For Trump, society has a definite hierarchy that must be preserved. As president and a wealthy, white businessman, his own rank is the highest. Trump is our world's analogue to the king, and he has plenty of slithering court evangelicals feeding him assurances that his position is God-ordained. His children are, in his phrase, "high quality" too. The exact details of the rest of the hierarchy are debatable, but being female, poor, non-white, disabled, a Democrat, an immigrant, physically unattractive, a member of the media, or a Trump critic of any variety clearly lowers your marks.
So, to illustrate, Trump is very angry about NFL players protesting police brutality during the national anthem. He associates the anthem with himself as head of state and believes the players (in his mind, low honor people) have offended his high honor. He is also very angry about the murder of white Americans (high honor) by non-white immigrants (low honor). Trump believes his own enemies, like Clinton, deserve very large punishments; their honor is clearly at peasant levels. Anyone associated with or flattering of Trump, however, shares in his honor and therefore could not possibly deserve much punishment because any offenses they committed were against victims of lower status.
In this scheme, Trump and his compatriots always act to uphold the order of our society simply by virtue of who they are; therefore they cannot be corrupt. Trump's various low-honor enemies are inherently corrupt, inherently a threat to order, irrespective of the severity of their behavior. They should be punished accordingly.

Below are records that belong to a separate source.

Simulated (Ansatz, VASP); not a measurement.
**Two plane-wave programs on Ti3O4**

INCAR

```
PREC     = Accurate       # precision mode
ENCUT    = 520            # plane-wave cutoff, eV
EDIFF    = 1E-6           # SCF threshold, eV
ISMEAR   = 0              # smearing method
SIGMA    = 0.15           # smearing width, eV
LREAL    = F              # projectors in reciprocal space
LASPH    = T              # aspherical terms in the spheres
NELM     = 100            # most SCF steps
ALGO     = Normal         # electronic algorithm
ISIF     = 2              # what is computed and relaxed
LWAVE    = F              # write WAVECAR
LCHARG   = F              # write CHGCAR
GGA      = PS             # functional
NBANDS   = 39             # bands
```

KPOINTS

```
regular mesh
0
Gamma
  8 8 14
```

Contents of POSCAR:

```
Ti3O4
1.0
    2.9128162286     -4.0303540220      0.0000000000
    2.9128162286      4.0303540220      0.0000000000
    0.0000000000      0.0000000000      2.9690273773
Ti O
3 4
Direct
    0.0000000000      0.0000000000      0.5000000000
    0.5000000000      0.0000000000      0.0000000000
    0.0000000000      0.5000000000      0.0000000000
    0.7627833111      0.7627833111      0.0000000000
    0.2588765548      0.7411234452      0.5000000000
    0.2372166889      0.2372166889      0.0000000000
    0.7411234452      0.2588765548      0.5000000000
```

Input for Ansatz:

We moderns have a habit of using "medieval" in a negative sense, which is only sometimes fair. Medieval sanitation, for instance, was horrific. Yet medieval people were not stupider than we are. They developed valuable new ideas and could boast of beauty and craftsmanship we have lost today.
But when it comes to justice, whatever logic the medieval idea of honor may have once held, I feel comfortable arguing it was rightfully superseded. The aim, though very imperfectly executed, to build "a government of laws and not of men" is one of our country's greatest virtues. It is a virtue the president's medieval sense of honor will not let him understand.